After removing 3 clamps and a plastic bolt and also a little plastic panel I managed to unplug the wind shield wiper motor with out removing anything else. I went inside the car and powered it up. No problems; no warning light. So I turned on the windshield wipers and of course they did not work. No warning message either. Then I turned off the car and replugged the windshield wiper motor and then went back inside and did the same test. All worked fine.

So things look good just... I can't test the voltage. I have no phone and no leafspy app so I need an alternative. Can't I use a volt meter on the battery? I don't even know if that's the right now, but I mean a device to check the power of the battery to see if it is being charged at the extra power with the wiper motors in the ON position. Any device I can buy from home depot?

On the not so plus side I found out one of the jets that spray water on the windshield does not spray much water at all. Never really looked into that before so I don't know if it was this way when i got the used car a month ago. Upon finding this I thought maybe I did not plug the wiper motor well so I went back to do it.
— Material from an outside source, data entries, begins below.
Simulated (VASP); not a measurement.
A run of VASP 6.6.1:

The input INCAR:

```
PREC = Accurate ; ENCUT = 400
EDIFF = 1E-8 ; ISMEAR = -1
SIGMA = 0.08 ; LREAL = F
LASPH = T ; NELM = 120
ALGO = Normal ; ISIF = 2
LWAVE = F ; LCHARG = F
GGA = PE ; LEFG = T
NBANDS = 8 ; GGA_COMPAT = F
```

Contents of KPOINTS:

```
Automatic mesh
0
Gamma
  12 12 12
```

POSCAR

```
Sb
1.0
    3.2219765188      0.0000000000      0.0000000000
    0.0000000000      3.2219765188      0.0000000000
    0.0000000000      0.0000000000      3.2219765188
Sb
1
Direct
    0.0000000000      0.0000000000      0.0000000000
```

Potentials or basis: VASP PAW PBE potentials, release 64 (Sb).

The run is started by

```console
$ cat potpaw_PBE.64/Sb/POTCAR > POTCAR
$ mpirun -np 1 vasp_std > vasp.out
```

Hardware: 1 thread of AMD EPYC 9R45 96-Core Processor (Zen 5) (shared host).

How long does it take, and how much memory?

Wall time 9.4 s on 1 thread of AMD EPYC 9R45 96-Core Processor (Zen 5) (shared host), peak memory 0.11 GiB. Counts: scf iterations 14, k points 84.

First however, I wanted to test if the wiper motor plug had anything to do with the spray units. I unplugged the wiper motor again and turned on the car. No warning message. Turned the wipers on and they did not work obviously. I pulled back the wand for spray and the units sprayed. Well only one sprayed the other just dribbles some water. Maybe it is plugged up with dirt? I went back and plugged in the wiper motor and re did the test. No warning message and the wipers worked. Pulled back for a spray and only one worked the other just dribbles a bit of water out.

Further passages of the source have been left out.